The Longhunt

The Longhunt is a story of a journey—not just across the early American wilderness, but into the heart. It begins with Katie Campbell, stolen from the Shenandoah Valley by Shawnee raiders  and sold to abusive salt boilers for whiskey. She is noticed by a band of longhunters—men bound for the Kentucky canebrake in search of  the buffalo.

Among them is Johnnie McIntyre, an Ulsterman, carrying ghosts of his own. With no civilization nearby, Katie joins Johnnie and his four hunting companions as they vanish into a vast and uncharted land, where few white women have ever been.

As the days turn into weeks and then into the silent, brutal winter, Katie must learn to find her place among the longhunters, not only as a member of the camp, but as a survivor. She is buoyed up by Johnnie’s promise to take her to Fort Caswell, in the spring.

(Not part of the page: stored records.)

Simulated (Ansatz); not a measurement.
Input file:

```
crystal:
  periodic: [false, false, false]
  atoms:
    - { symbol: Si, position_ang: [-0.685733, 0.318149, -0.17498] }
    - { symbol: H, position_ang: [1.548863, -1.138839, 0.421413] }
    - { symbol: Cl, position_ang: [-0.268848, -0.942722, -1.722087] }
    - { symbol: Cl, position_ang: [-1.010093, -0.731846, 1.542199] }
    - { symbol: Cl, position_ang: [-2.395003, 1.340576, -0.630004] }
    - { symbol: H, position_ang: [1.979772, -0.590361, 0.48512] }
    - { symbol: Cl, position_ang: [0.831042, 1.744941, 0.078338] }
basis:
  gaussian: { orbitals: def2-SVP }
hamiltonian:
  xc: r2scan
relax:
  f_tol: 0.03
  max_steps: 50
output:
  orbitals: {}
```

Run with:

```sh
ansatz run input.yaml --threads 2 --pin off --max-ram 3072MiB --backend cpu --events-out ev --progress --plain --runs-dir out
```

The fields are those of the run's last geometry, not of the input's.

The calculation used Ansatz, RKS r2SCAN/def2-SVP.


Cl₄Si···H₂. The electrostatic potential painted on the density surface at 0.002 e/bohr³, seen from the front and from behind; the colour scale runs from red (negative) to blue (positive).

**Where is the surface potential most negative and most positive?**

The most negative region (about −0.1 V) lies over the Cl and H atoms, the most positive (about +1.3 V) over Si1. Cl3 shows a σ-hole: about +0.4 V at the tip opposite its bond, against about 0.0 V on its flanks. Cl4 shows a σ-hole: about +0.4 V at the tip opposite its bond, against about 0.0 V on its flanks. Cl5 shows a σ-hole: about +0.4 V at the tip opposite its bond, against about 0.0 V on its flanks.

For his part, Johnnie gains her trust by degrees. He is a former adoptee of the Shawnee, a people he has come to think of as kin even though he no longer lives among them. He speaks it fluently, to his dogs, to his horses, the Shawnee men who come to their camp to trade. For Katie  who has endured only cruelties from them,  Johnnie becomes both a refuge and a contradiction.

The wilderness is not passive— it shelters and devours.  Katie’s only tether to her old life is the Appalachian granny magic her mother taught her:  protective charms, rituals stitched from blood and breath. To Johnnie, she is something half-remembered,—more haint than flesh, like a spirit blown loose from a hickory tree.

The winter is a crucible that shapes them all, harsh, and unforgiving. Part monotony and drudgery, part exacting punisher, filled with the danger of the wilderness  Katie faces the wild animals, inhospitable rival longhunters, bent on claiming territory and blood and always the threat of the men that she only calls “the painted ones”.

 As the winter wears on, it becomes increasingly clear that one of their number, Hubbard, bears Katie ill will. His resentment simmers beneath every silence, every glance. Johnnie becomes the only buffer between her and Hubbard’s malice. Yet even Johnnie is marked by violence and something older and wilder that Katie cannot name. He moves through silence like something haunted, unwilling to strain the fragile trust that has come between them, yet unshakable in his loyalty to the native people who shaped him and abused her. Johnnie is a man who must walk the wilderness with two names, two memories, and no map for how to be both.

Spring marks the long journey back to civilization. It is one fraught with hardship and danger. Ahead of them are mountains, wild,  swollen rivers and adversarial native peoples. Worse still is the fragile peace that threatens to break within their ranks. Katie needs Johnnie’s quiet strength more than ever, even as he begins to pull away, in an effort to preserve his own sense of self—split between the man she sees and the man he fears becoming.